Fink Brau: The great cleanser
Like Homer Simpson in that certain episode, I also from time to time need to undertake the task of “a little spring cleaning”, albeit involuntary and hugely self-inflicted. Through great expense to myself; financially, mentally and physically, I have found the perfect diarrhoea beer. It retails in a Lidl store near you and comes in small unassuming bottles, costing a little over €10 for 24. It’s “Fink Brau”, the alcoholic alternative to Senokot.
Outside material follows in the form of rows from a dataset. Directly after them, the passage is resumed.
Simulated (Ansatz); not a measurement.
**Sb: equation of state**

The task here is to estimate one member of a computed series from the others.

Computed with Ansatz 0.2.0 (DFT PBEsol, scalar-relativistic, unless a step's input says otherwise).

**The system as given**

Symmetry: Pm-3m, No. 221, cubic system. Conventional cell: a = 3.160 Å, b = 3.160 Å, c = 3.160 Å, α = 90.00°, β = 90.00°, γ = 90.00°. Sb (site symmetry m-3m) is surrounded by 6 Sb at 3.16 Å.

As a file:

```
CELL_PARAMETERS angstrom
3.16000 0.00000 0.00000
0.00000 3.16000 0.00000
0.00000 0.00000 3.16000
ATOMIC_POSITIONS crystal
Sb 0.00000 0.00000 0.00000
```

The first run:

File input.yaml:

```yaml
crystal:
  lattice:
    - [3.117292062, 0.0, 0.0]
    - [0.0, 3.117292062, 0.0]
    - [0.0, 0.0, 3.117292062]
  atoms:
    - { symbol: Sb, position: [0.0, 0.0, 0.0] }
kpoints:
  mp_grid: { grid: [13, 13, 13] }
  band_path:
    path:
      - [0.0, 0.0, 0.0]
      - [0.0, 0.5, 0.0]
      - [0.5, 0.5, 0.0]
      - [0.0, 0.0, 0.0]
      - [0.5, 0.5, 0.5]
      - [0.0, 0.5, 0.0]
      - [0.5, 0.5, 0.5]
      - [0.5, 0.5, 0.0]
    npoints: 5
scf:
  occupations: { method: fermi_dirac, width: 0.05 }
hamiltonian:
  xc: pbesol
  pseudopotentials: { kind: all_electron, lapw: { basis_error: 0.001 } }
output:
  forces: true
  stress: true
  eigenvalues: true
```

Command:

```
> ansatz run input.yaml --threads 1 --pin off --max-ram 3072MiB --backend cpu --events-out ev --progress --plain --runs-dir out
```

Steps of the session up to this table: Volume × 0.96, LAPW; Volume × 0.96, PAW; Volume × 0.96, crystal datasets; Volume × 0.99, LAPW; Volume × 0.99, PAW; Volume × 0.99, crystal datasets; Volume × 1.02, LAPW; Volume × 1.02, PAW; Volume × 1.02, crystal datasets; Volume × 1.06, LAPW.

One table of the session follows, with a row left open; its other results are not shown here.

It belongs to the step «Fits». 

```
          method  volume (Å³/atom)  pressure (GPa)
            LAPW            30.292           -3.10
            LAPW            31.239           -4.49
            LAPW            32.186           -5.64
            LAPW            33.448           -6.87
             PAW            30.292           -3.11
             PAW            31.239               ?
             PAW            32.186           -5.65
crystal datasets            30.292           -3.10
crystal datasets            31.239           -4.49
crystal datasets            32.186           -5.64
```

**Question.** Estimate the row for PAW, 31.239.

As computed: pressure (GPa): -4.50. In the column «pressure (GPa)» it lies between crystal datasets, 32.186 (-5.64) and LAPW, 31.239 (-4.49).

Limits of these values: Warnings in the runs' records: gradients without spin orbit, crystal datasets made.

I found some months ago that consumption of over half the case of beer (and I use that term loosly) causes involuntary muscle spasms of the arse. Over half is brave (read: stupid) and the whole case in one night is Rymus. Needless to say I hovered around the pot like a homesick dungbeetle for several days after that fateful Saturday night. It tastes rather like a crude mixture of Budweiser and horse piss, although many speculate that Budweiser is indeed chiefly comprised of that very substance anyway. That leads me to wonder if what we know as Budweiser is actually Fink Brau re-packaged? The conspiracy theories are ongoing. My respect for the French plummets ever lower on drinking every bottle. I can hear chants of “what do you expect from Lidl beer?” but to those that chant I answer “what about that stuff that comes in the longneck brown bottles?” That’s the sauce of choice for many’s the poor student and cheap date. Bring back the Bergadler pils! I hate this frinking Brau crap.